Am back at work with a vengeance ...
Am acting as an adviser to two candidates for city councils in two cities in our district. That's in addition to a quickening of action around Loni's re-election campaign for a second term in the State Assembly. She will be running virtually unopposed in the March Primary (two little known men have filed) but it still means fundraisers and public events to attend where our district crew of five will take turns staffing her. It's an exciting time, but also wearing.
Still haven't gotten into the writing of my speech (this weekend, I promise) for the King Day event. Learned a little more about the Henry J. Kaiser Oakland Museum Exhibition, though. Found that Loni will attend the opening on January 31st and I'm assigned to staff her on that evening. I haven't found a way to tell her that -- included in the exhibition -- is a 1-minute audio clip of yours truly accompanying a film clip taken from the U.C. oral history project. Have warned our chief of staff that this is happening, but Loni's been in the Sacramento Follies all week, and we've not seen her since before Christmas. Maybe I'll just let it happen. Would hate to appear to be trying to upstage a legislator. Maybe she won't notice. It will flit by quickly, I'm sure.
When the clarifying call came yesterday (I'd called to ask why the clip was being used at all -- and what possible relevance could it have to telling the Kaiser story?) -- I had mixed feelings:
"You were very eloquent in your description of the migration of those who came west to work in the shipyards...". Got to thinking that I also had made quite a point during that interview of the fact that my role had been pretty insignificant in the war effort and that, in fact, I was a lowly clerk in a Jim Crow union, an important point in the telling of that story. I fear that a 1-minute clip taken out of context will do just the opposite of what I feel is the important point of my personal war front history. My image will be used to show how wonderful was the Kaiser contribution to the making of America in a time of monumental social change. But then that little piece will be but one of many, I'm sure, all making up the mosaic of the time.

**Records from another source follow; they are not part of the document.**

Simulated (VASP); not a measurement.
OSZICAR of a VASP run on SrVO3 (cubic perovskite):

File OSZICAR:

There will have to be other ways to tell my story -- when the university ever gets around to doing the editing needed to tell it in its entirety. But this is the way that history gets revised, and about how we acquiesce for the sake of ego or whatever else such an experience offers. Maybe just the fact of being a part of the Henry J. Kaiser exhibit will serve as a way to begin to open that history to the public, and my tiny piece will give significance to the later release -- if ever.. . I'll probably be long gone when that oral history project is open to public view. Two and a half days is a lot of taping. I suspect that its use will be simply for scholars seeking information about those war years or the western migration. They will have access to the materials from the archives. Maybe that's the only purpose for the collection of those personal stories. (The university has promised to see that I have copy a some point, though, so if you're reading this, Bob, remember to pick it up some decade in the future when you're working on the family story.)
As I've said before, I had no idea I'd live long enough to BE black history!